Customers can have access to a limitless number of virtual machines or guest operating systems on each physical server for a single price regardless of whether the hardware device has one, two or four CPU sockets.

"What we are trying to do is simplify the acquisition of virtualization, and the market that we are strongest right now, which is mid-market enterprise and departmental," stated Simon Crosby, former CTO of XenSource and now CTO of the virtualization and management division at Citrix.

This simplified pricing model means more server hardware sales for "Citrix's OEM friends," he added.

The new offer is being posed as an alternative to VMware's license pricing model which is based on the number of CPU sockets per server, stated Chris Wolf, senior analyst at the Burton Group.

Wolf observed that the Citrix XenServer license pricing model also includes an unlimited of processor cores. What VMware would do when servers start carrying eight cores, now looming on the horizon, is not clear, he said.

"Servers shipping today will have four cores, and vendors like VMware are counting CPUs instead of cores but they have been very noncommittal about what to do once we get to eight cores."

Wolf said he doubted that VMware would alter its license pricing model for sockets in the near future.

"I don't think [VMware] will have an immediate change through their licensing strategy because they dominate the market. They have far away the most market share; they have the most mature platform."

Over the long haul, VMware could issue similar pricing, speculated Wolf. "I could see a change coming, but to just go directly from what they are doing now in this model, I would be surprised, if VMware did that. I think it will take quite a bit of market pressure for them to go in that direction."

Skeptical about the XenServer pricing is Charles King, principal analyst at Pund-IT. He called XenServer "an interesting product" but noted that XenSource, the company Citrix acquired, had little success competing against VMware.

"Though Citrix's pricing is aggressive, the more important issue is the similarity of the products' core features. If VMware's solutions are more capable and easier to deploy/manage than XenServer, I would not expect the company to drastically change its pricing/licensing model."

King added that Citrix's aggressive pricing strategy is typical of a vendor trying to stir interest in new products. "That seems the case here since Citrix Xen Server 4.1 is the first product released since the XenSource acquisition."
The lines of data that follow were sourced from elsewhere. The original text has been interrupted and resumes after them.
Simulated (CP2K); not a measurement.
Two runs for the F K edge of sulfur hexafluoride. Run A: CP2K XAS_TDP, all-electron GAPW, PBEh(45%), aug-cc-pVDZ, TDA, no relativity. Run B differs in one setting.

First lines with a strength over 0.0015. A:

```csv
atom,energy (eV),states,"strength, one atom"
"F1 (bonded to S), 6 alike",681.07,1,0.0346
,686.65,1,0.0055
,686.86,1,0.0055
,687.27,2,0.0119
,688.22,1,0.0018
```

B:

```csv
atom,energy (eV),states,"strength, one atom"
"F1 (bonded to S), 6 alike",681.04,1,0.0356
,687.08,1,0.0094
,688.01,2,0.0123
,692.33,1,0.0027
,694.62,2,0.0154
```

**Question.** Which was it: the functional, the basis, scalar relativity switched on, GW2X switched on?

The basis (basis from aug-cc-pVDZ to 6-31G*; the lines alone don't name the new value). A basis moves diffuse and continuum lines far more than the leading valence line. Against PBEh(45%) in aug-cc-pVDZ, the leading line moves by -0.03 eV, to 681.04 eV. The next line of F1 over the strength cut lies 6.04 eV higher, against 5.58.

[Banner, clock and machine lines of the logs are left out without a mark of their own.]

VMware should not be complacent, countered industry analyst Joe Clabby, who pointed to how Citrix was the originator and market leader for its terminal services thin client at the end of the last century until Microsoft came along with Terminal Server "which was almost the exact same product, with some notable differences in security and centralized control."

The principal at Clabby Analytics also pointed to Xen's popularity among Linux oriented end user organizations which should help push sales of Citrix XenServer.

"The Linux people like [Xen] because it originated in open source and so they are disposed to it; and Linux people have generally been very price sensitive, so it has certain appeal to your average Linux users."